Symskill: Symbol and Skill Co-Invention for Data-Efficient and Real-Time Long-Horizon Manipulation (2510.01661v1)

Published 2 Oct 2025 in cs.RO

Abstract: Multi-step manipulation in dynamic environments remains challenging. Two major families of methods fail in distinct ways: (i) imitation learning (IL) is reactive but lacks compositional generalization, as monolithic policies do not decide which skill to reuse when scenes change; (ii) classical task-and-motion planning (TAMP) offers compositionality but has prohibitive planning latency, preventing real-time failure recovery. We introduce SymSkill, a unified learning framework that combines the benefits of IL and TAMP, allowing compositional generalization and failure recovery in real-time. Offline, SymSkill jointly learns predicates, operators, and skills directly from unlabeled and unsegmented demonstrations. At execution time, upon specifying a conjunction of one or more learned predicates, SymSkill uses a symbolic planner to compose and reorder learned skills to achieve the symbolic goals, while performing recovery at both the motion and symbolic levels in real time. Coupled with a compliant controller, SymSkill enables safe and uninterrupted execution under human and environmental disturbances. In RoboCasa simulation, SymSkill can execute 12 single-step tasks with 85% success rate. Without additional data, it composes these skills into multi-step plans requiring up to 6 skill recompositions, recovering robustly from execution failures. On a real Franka robot, we demonstrate SymSkill, learning from 5 minutes of unsegmented and unlabeled play data, is capable of performing multiple tasks simply by goal specifications. The source code and additional analysis can be found on https://sites.google.com/view/symskill.

Summary

The paper demonstrates a novel framework that co-invents symbols and skills from raw demonstrations to enable efficient real-time planning in long-horizon tasks.
The methodology segments demonstrations into motion phases and learns predicates and operators using Gaussian distributions to capture spatial relationships.
Experimental results in both simulation and real-world tests show improved task success rates and robust recovery with passive impedance control.

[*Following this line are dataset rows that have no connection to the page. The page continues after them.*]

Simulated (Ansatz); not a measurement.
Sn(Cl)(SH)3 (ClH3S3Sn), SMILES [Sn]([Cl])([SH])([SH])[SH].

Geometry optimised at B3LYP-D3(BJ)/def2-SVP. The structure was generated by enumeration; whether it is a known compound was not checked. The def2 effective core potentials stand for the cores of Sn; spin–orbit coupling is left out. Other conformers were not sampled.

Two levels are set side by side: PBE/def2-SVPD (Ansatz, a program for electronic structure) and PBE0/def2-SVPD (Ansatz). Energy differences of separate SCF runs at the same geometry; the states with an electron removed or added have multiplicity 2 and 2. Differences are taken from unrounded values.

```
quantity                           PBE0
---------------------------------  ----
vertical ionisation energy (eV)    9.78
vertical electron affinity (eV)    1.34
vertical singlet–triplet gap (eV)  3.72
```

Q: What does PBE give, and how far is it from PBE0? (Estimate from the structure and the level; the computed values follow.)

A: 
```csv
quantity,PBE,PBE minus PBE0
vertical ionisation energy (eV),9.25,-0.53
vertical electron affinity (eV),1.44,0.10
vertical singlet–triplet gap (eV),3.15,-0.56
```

Symskill: Symbol and Skill Co-Invention for Data-Efficient and Real-Time Long-Horizon Manipulation

Introduction

The paper "Symskill: Symbol and Skill Co-Invention for Data-Efficient and Real-Time Long-Horizon Manipulation" focuses on addressing challenges in robotic manipulation tasks that require multi-step planning and real-time execution recovery. Traditional methods like imitation learning (IL) and task-and-motion planning (TAMP) have limitations in terms of compositional generalization and real-time adaptability. The proposed "SymSkill" framework combines the strengths of IL and TAMP, enabling data-efficient learning from unlabeled, unsegmented demonstrations and facilitating real-time task execution alongside compositional generalization.

Methodology

SymSkill introduces a unified framework leveraging unsupervised learning to simultaneously learn predicates, operators, and skills from raw demonstration data. It achieves this through the segmentation of demonstrations into premotion and motion segments, where the robot's trajectory data is expressed in relative frames associated with key objects of interest.

1. Demo Segmentation and Reference-Frame Selection:

Each demonstration is divided into segments based on changes in object motion, with specific objects designated for reference frames during skill learning. This segmentation into gripper-only and gripper-object segments allows focused learning on meaningful interactions.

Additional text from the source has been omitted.